F1 is often presented as a team sport. This is usually by people who quite rightly wish to share their feats with the people whose hard work made those achievement possible. On occasion, and less salubriously, it is portrayed so to divide and so dilute blame for failure, or provide excuses for blatant favouritism. Human nature, perhaps. Nonetheless, it is standard diktat at season’s start that the drivers’ championship is absolutely no more significant than the constructors’ championship.

Motivation for the boys and girls in the pit and in the factory? Undoubtedly. They compete for the prize, not just for the driver; the driver is part of the team and does a job just like any other team member; the other driver works with the engineers and his team mate to develop and extract the best from the car. Everyone shares the blame if they lose – basic sports psychology – and everyone gets the glory if they win.

Or do they? Two instances this weekend suggest that this is patently not the case. Firstly, Felipe Massa – in his position as in-house Ferrari whipping boy – had a gearbox sabotaged so that he would incur a penalty, and his team mate would be promoted one slot to the clean side of the grid. (Ethics of this to one side for a moment please). Now, there is an argument that a world title for Alonso would be better for the team than nothing this year. But at this race, with Massa’s evident speed, it would have been better for Massa’s whole side of the garage, at this late stage of the year, to have a morale-boosting podium. Ferrari, the very organisation which continually espouse the merits of teamwork and the primacy of the marque, had put all their eggs in one basket, on one driver. They sabotaged half the team for the other half. Is that teamwork?

Debatable, perhaps. But what was much less unequivocal was the Red Bull pitwall moments after becoming one of the very few teams in F1 history to take three consecutive constructors’ titles. Abject disappointment all round. Then – realising the cameras were on them – muted smiles and the odd backslap. Ted Kravitz on Sky tried to jazz up the rather embarrassing situation by prompting Christian Horner into saying that he was disappointed because they were racers and their car hadn’t won the race. Not so. They were only partly disappointed because the car hadn’t won the race. There was also major disappointment because their driver had had a poor race; because their driver’s grip on the drivers’ title was being shaken. And the three constructors’ titles? No time for that just now.

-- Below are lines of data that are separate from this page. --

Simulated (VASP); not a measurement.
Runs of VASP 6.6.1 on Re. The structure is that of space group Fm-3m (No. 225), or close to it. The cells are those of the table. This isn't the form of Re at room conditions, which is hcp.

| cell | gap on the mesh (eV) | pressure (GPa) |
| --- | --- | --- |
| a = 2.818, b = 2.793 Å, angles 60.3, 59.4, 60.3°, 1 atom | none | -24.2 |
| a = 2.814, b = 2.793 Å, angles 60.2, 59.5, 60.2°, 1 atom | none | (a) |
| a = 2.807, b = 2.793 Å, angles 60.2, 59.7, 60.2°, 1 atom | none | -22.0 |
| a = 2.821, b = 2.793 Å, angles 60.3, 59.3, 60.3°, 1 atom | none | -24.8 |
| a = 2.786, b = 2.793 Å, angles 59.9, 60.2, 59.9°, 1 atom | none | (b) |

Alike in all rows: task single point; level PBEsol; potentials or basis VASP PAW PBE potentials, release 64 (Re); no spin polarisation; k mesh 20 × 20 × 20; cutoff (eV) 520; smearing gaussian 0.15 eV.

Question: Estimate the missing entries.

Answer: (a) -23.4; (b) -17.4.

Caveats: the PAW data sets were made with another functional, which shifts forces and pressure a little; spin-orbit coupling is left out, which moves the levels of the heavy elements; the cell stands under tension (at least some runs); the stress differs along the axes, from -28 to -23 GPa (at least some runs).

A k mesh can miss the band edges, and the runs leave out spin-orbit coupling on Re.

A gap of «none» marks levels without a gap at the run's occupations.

No value judgement to be made, there, though, it must be said – and criticism of Red Bull is neither stated nor implied. We would all be the same. Nevertheless it is interesting to note that at the last, when it comes down to it, a drivers’ championship driver’s one place benefit grid slot is more important than half a garage’s work to make a great car for qualifying; and a drivers’ championship driver’s slip from first to second is more important than an historic team achievement.

The car’s the star? Perhaps not. The driver is.